Diverse Skills, Strategies, and Methods for Teaching Students

New teachers appear to get locked into a narrow range of classroom practice, and to guide them, mentors can use knowledge of how to diversify instruction to improve education for all students. In particular, this includes knowing how to move from predominantly teacher-centered instruction to ‘‘how methodologies like cooperative learning are important to use for many students.’’ One respondent discussed how ‘‘multiple intelligences research and experimentation with non teacher centered learning modes have shown that learning can broaden and deepen with diversified instructional modes. My own experience with project learning supports this.’’ Respondents spoke of diverse learning styles or abilities, how visual learners might need graphic organizers, and some students might need group work. Teachers ‘‘who want to maximize their students’ chances to learn will present material in such a way as to make best use of these personal strengths.’’ In full classroom practice, this becomes what one respondent called how to ‘‘develop/implement a differentiated program/ classroom.’’ Many students of vastly different needs, however, benefit from having a context for their learning. One respondent noted that ‘‘Often beginning teachers identify a big content goal, but need assistance in breaking it down into a series of smaller, shorter lessons.’’ This induction leader described helping a new teacher think through a lesson on migration and why people are ‘‘pushed’’ and ‘‘pulled’’ to move. This involved helping the teacher map a lesson with highly diverse components that linked core issues to students’ lives and used the discussed association as groundwork for exploration of issues and concepts.

The lack of an instructional repertoire in the new teacher is not helped when a particular site is equally narrow in practice. One leader explained:

I’m working with a site that has folks who still read a chapter in science, do questions at the end of the chapter, then after 2 chapters, take a test. No thought yet given to a backwards planning model, connection to students, or a variety of assessments. Kids aren’t getting a thoughtful, varied, engaging set of lessons that connect or push them or use their skills/talents. As a mentor, if I don’t know any differently, we can’t move beyond the textbook guiding instruction and not the teacher.
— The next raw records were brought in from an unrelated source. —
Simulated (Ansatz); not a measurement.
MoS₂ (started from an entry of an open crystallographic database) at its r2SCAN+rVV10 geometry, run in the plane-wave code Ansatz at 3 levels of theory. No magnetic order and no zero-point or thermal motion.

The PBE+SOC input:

In this sense, the mentor’s diversified pedagogical knowledge provides a foundation for focusing the new teacher on student learning.

Diverse Strategies and Methods for Guiding Teachers

According to induction leaders, mentors also need a repertoire of diverse instructional practices for guiding teachers to attend to individual student learning. At times, the work calls for listening and guiding by ‘‘gradually pulling the conversation in a direction of positive growth’’ for individual students and for teacher. Other situations call for more explicit coaching to impact student learning and achievement, and still others for mentor modeling of instructional practices. Also, careful note taking during a mentor’s classroom observation can yield data of student participation patterns in a lesson. One respondent noted that the mentor could draw attention to those occurrences when the teacher did have students actively participating in learning and ‘‘discuss the class dynamic during those times.’’ The mentor also can use content and performance standards to think together with a new teacher about alignment of instructional goals with student learning, and as a way to foster increasing ‘‘a variety of instructional strategies to reach individual students with a variety of learning strengths.’’ Finally, looking together at student work is key. One respondent noted:

Many of my teachers will decide they covered a content/performance standard, and that the majority of students ‘‘got it’’ and it’s time tomove on. By working closely to sort and discuss student work, the teacher can make meaningful choices on their next steps/next lessons toward student achievement for each child.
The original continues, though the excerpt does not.